They are very convincing, because the economy keeps chugging along, and as each month passes it breaks the previous record for longevity. So maybe the pundits are right.

But what if they are not? After all, the Federal Reserve is doing everything it can to rein in this "exuberant" economy in the interest of subduing any potential runaway inflation - although during this whole expansion period, inflation has been very subdued.

Regardless, the Fed apparently believes that a healthy economy will eventually lead to high inflation.

In spite of the fact that I think this is nonsense, I believe the Fed will continue to raise interest rates and people could eventually overreact, causing the economy to slip into recession. Therefore, it would be smart for any business to prepare for this in their forward planning.

If the Fed continues to raise interest rates, borrowing will become very expensive, and people will be inclined to reduce spending. This would cause a slowdown that could quickly spread from industry to industry. The auto industry always seems to get hit first because cars are high-ticket items, and when times get tough, people will decide to make do with the car(s) they have.

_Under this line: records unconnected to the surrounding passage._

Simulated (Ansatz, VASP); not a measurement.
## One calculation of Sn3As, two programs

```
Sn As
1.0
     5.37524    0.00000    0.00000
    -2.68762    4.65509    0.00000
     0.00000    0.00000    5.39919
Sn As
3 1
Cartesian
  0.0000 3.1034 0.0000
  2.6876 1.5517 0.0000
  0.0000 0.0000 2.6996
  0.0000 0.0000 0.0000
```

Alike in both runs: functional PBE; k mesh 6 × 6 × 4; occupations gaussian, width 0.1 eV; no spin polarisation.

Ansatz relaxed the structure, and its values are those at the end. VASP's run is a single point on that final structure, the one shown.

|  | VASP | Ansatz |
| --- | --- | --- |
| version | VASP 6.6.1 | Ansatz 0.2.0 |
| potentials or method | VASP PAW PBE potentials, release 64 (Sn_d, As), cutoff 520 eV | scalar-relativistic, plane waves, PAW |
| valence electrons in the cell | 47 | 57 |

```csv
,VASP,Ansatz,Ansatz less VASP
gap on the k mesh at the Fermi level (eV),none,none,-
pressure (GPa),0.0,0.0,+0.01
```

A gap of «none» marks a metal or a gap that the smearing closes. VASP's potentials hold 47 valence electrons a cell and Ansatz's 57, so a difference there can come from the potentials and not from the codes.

This time, when a downturn hits the auto industry it's not going to be the same. In the last big downturn you could lay off hourly workers to adjust the reduction in production. With the addition of robots, computers and automatic transfer machines, if you have a reduction in production now, you can't lay off a robot. Tough new labor contracts also make it more difficult to lay off hourly folks.

The one area that has the potential for major cost reductions would be the white-collar workforce.

To begin with, they would probably cut out all seminars and pointless training. Then they would ban all team junkets. If it were necessary to investigate something, then one or two knowledgeable people would be sent instead of the whole team.

Tier 1 suppliers would be given full responsibilitiy for all of the parts they supply. If this results in any in-house redundancy, such as in purchasing or engineeing, the people involved would be eliminated. If this action frees up any satellite office space, the vacated real estate would be sold.

Having done this, automakers could now put pressure on their Tier 1 suppliers to review all of their Tier 2 vendors to be sure they are delivering the lowest prices. It's possible that many parts, as a result of this pressure, would be resourced to Mexico or China.

Unfortunately, all of this action involving reducing your workforce and business to your American suppliers would have the effect of worsening the recession.

As the recession deepens, the earnings of most companies would nosedive, and so would their stock prices. A lot of peoples' savings would shrink because they are tied up in stocks. Consequently the "wealth effect" that everybody talks about, which encourages people to spend, would disappear. People would cut spending to the bone, which would further deepen the recession.

Because the stock prices of many American companies now would have sunk to new lows, they probably would attract foreign buyers. Consequently, the profits of these companies, that would have supported our economy, now would go overseas, making the recession even worse.

I'm painting a pretty bleak picture, I know. However, the point that I'm trying to make is that once you get the ball rolling, it'll start to snowball, and it's hard to stop.

I know the people at the Fed don't want to cause a recession, they just want to slow the economy down a little bit. The economy is way too complex to manage in this way. I tend to believe that the market, if left alone, is self-correcting and will do a better job of solving its problems than the Fed ever will.

Still, there are many people that believe that Alan Greenspan is the greatest Federal Reserve chairman we ever had, and if anyone can manage this soft landing, he can.

But what if he can't?

- Stephan Sharf is a former executive vice president for manufacturing at Chrysler Corp.